Participants get an Eat Local Challenge “bingo” card, with squares that list local foods available in late fall—such as salad greens, pumpkin seeds, apples, meat, eggs, dairy, honey, jam, preserved foods, and cool-weather vegetables. When they eat one of these foods, they can mark it on their card and list the source of the food, which must be grown within 100 miles of their home. For every row of five squares that a participant completes, his or her name will be entered that many times in a drawing to win prizes from local businesses.
Prizes will be awarded through two drawings, one for families and one for students in the Rappahannock Schools. Local businesses that have donated prizes include:
- Beech Spring Gift Shop in Sperryville
- Black Bear Bistro in Warrenton
- The Farm at Sunnyside, in Washington, Va.
- Lees Orchard in Rappahannock
- Millers Farm Market in Locust Grove
- Moo Thru Ice Cream in Remington
- Oak Shade Farm in Culpeper
- Real Food in Orange
- Stone Hearth Christmas Tree Farm in Leon
- Toni Egger in Rappahannock
- Triple Oak Bakery in Sperryville
Students in Rappahannock will get a boost on their Eat Local Challenge cards, when the county schools celebrate Local Foods Day on November 9, providing local hamburgers, salad and apple crisp in all of the cafeterias.
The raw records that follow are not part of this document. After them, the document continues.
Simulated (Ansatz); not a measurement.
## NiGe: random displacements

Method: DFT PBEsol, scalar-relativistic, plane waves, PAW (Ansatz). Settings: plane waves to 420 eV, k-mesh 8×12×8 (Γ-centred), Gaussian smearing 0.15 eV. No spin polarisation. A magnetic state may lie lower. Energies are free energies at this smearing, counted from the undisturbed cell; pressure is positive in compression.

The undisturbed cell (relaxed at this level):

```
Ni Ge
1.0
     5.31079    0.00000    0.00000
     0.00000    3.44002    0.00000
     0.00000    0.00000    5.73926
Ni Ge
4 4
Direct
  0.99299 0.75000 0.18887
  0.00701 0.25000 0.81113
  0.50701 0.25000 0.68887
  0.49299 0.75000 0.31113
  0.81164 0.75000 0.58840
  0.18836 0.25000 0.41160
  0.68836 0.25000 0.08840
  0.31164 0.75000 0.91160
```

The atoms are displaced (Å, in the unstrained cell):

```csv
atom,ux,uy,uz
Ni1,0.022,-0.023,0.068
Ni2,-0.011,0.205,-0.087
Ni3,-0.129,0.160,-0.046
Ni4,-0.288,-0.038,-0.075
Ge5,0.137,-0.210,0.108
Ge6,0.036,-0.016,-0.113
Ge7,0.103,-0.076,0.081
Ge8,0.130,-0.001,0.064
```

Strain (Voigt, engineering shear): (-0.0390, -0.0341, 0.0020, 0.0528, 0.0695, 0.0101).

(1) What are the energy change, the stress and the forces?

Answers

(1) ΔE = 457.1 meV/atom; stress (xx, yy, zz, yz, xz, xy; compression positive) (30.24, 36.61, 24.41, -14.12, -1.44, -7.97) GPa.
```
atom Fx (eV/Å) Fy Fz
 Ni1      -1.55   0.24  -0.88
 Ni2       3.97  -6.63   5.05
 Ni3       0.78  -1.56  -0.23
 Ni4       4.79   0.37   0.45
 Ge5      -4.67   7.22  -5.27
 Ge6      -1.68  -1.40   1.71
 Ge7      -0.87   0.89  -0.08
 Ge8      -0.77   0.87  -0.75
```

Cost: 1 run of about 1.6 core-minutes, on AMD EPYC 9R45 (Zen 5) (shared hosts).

To find other ingredients on the Eat Local Challenge card, students and families can turn to the Buy Fresh Buy Local holiday guides, which the Piedmont Environmental Council is producing for the Charlottesville Area and the Northern Piedmont. By November 1, the guides will be available up online, at www.buylocalvirginia.org.
Melissa Wiley, director of PEC’s Buy Fresh Buy Local campaign, says, “It’s definitely more of a challenge to find local food in November than in the summertime. But a wide variety of local foods are available throughout the colder months if you know where to look. Both the Eat Local Challenge and Buy Fresh Buy Local holiday guides can help people discover more of these year-round opportunities.”